The sky is falling for most artists and companies in the music business, but not all. Universal Music Group (UMG) announced earlier this week that their gross income was about even with last year at this time. Given the economy and the fact that a 20% loss is actually considered good, UMG had a great year.
The company had sales of a bit over a billion dollars, with digital sales comprising about 28% of gross revenue. What's more, digital sales were up by almost the same amount over last year. Although CD sales fell by a bit more than 9%, the loss was offset by an increase of the same amount in artist services and merchandise sales (from 360 deals?).
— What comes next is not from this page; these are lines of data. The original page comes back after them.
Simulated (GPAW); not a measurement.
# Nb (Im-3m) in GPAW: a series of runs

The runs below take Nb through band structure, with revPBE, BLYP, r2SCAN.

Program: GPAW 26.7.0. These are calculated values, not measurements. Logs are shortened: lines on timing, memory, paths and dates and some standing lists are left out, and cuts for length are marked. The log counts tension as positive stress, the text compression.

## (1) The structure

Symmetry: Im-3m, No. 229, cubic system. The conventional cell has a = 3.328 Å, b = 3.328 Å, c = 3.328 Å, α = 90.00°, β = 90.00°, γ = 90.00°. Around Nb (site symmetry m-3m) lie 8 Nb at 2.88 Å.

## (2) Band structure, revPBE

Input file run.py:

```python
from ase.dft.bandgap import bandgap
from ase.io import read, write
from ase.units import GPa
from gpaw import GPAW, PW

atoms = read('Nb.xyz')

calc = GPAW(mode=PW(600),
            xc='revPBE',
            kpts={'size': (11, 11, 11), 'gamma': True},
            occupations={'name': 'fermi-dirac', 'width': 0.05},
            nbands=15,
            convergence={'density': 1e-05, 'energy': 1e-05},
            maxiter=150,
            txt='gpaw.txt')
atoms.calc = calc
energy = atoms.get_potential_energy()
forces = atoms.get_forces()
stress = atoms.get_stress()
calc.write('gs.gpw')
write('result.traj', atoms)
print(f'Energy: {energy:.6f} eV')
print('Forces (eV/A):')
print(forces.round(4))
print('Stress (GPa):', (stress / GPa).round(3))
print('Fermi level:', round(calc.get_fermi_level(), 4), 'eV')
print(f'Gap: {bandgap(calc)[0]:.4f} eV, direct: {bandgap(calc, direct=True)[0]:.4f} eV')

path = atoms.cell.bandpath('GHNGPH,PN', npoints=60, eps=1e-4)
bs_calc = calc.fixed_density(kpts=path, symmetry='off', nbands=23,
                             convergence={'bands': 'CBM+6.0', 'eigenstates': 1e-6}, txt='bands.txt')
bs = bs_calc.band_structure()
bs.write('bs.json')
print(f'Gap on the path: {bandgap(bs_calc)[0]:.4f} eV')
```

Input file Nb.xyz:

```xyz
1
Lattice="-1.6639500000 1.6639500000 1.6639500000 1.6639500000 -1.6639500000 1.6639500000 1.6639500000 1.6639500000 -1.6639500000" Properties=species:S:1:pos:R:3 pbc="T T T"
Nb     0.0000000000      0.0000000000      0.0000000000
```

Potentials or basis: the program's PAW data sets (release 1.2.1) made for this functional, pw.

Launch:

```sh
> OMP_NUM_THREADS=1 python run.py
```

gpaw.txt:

As a Universal exec said to me in private, "We still sell an awful lot of CDs, and we have a lot more income sources than we used to."
So what does this mean? Say what you will about UMG, but they seem to have figured something out. The rest of the industry's income takes a bath and theirs stays flat (which is a win in this economy). Digital sales stay flat for the rest of the industry while theirs is up 28%.
I'm a big proponent of Music 3.0 (have a book coming out about it, as you know if you read this blog regularly), and believe that it's a big part of the new music business, but the fact of the matter is that not many artists have broken out of the noise of the Web despite the advantages it provides. And, the vast majority of artists selling even the meager numbers of units that we see on the charts every week are still tied to a major label or large indie.
So who will be the first artist to really take Music 3.0 to the next level and break out big? It will happen some day, the question is only, when?